The application of artificial intelligence (AI) and machine learning (ML) to IT infrastructure and operations (I&O) – known as AIOps – is a hot trend in the enterprise and service provider world and for good reason: it can turbocharge IT operations. Done correctly, AIOps increases IT operational accuracy, agility and efficiency.
For this reason, AI and AIOps are high on many CIO/CISO agendas in financial services, healthcare, retail, manufacturing, service providers, government and other segments.
The challenge is that it’s very easy for AIOps initiatives go wrong if the IT team skips over the necessary data considerations. While AIOps is put into action more on the operational side of IT, the high-quality data it relies upon comes from the IT infrastructure, particularly the network infrastructure. And without that foundation of accurate, precise and consistent input data, the move to AIOps provides little value – and can even lead IT teams astray.
How AIOps Works
AIOps uses AI/ML and analytics to consolidate alerts, events, issues, trouble tickets, etc., and provides actionable insights to the IT team or takes corrective action automatically on their behalf. In this sense it provides focus, eliminating the noise and fatigue that comes with triaging a never-ending barrage of alerts, and instead looking below the surface to identify what is actually going on with the underlying systems. In many cases the AI/ML is actually better and faster than humans in detecting anomalies, recognizing patterns, predicting events, and narrowing down root causes – hence providing critical insights for taking corrective actions.

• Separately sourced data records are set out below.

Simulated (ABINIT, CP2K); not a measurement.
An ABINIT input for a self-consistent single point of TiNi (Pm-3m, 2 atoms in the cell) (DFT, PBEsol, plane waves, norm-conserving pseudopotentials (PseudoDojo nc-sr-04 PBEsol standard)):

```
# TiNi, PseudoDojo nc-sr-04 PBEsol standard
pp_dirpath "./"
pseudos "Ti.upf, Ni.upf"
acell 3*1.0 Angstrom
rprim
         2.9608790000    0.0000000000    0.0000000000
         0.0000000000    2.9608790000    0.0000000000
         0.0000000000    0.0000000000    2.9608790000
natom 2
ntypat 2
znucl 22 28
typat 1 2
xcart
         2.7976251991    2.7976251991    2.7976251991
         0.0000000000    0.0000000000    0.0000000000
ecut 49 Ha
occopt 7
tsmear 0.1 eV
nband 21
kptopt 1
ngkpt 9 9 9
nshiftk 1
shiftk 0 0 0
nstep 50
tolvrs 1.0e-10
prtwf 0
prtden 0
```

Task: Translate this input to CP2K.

It also provides actionable context, giving IT teams the ability to act quickly and decisively. Taken to its limit, this contextual insight from correlated and analyzed data can ultimately enable automated optimizations and corrections…in short, “autonomous network operation”. It can also help baseline the system’s performance and compare key metrics as changes are made to identify improvements – resulting in an ongoing process of correcting, assessing and tuning based on “closed-loop” automation. By continuously and automatically crunching through reams of data, AIOps eliminates a lot of guesswork, biases and finger-pointing while reducing mean time to resolution (MTTR) and improving operational efficiency.
Data, however, is AIOps’ Achilles Heel, because without the right data in sufficient quantity at the appropriate frequency and high quality, the AI/ML can’t provide accurate analysis. In fact, it can potentially have a detrimental effect by reaching erroneous conclusions.
How Data Drives AIOps
There is a story your systems tell about what has, is and will happen throughout your infrastructure; it lies in the continuous stream of data generated by network and security systems. If you can read and interpret the story, you can fully understand what is going on. At its simplest level, that’s what AIOps does.
Operationally, AIOps data flows from its source through an extract, transform and load (ETL) pipeline, which normalizes it for processing and feeds it into a data lake for analysis. As with most AI/ML based systems, the quality of this data – its consistency, reliability, completeness, accuracy and precision – matters as much as the data itself. For example, too few sources or data that is inconsistent or incomplete results in blind spots and skewed decisions which could lead to bad experiences and lost business.
Essential Data Ingredient You Cannot Miss
If data is what fuels AI/ML and analytics, then when it comes to AIOps it’s the network data in the purest form – i.e., network packet data – that matters. Since the network connects everything from applications to IoT devices to end-users in the larger organization, it encompasses a lot of information about people, systems and experiences. Conversely, the network is often blamed first when problems arise, even if the root cause is located elsewhere – making the network data even more important to prove itself non-guilty.
In this sense the network serves as a proxy for the application performance, security and end user experience of the overall IT ecosystem. Specifically, high-resolution network packet data can feed AIOps with insight on problems; information flows for users, applications, cloud, IoT, etc.; security threats, including malicious activity, and of course application performance and the related end user experience.
But how do you gain access to high-quality packet or flow data? It starts with deploying devices such as network TAPs or virtual TAPs that mirror the raw network traffic. The collected data is centrally aggregated and consolidated using a Network Packet Broker (NPB) which processes, normalizes and forwards the high-resolution network packet data in real-time to the AI/ML systems for AIOps. Some AIOps systems may also consume network flow data, which can be generated from the collected packet data by specialized appliances inserted after the packet broker.
Rolling the AIOps
Beginning an AIOps pilot deployment by focusing on network data acquisition makes for a solid crawl-walk-run approach. This simplifies the initial deployment, as the availability and ubiquity of network TAPs and packet brokers minimizes the complexity and risk of data acquisition, ensures that the data is consistent, reliable, complete, accurate and precise, and allows the addition of other data sources later as AIOps shows value.
It’s quickly becoming an article of faith that AIOps’ use of AI/ML and analytics can help IT I&O teams become more efficient in the face of ever-increasing alerts, complexities and workloads by providing focus and clarity on the most important issues. Moreover, AIOps speeds up time to resolution by eliminating manual workflows. But the key to AIOps success (and ROI across the board for IT functions including DevOps, AppOps, SecOps, CloudOps and NetOps) is to start with a solid foundational network-centric data approach.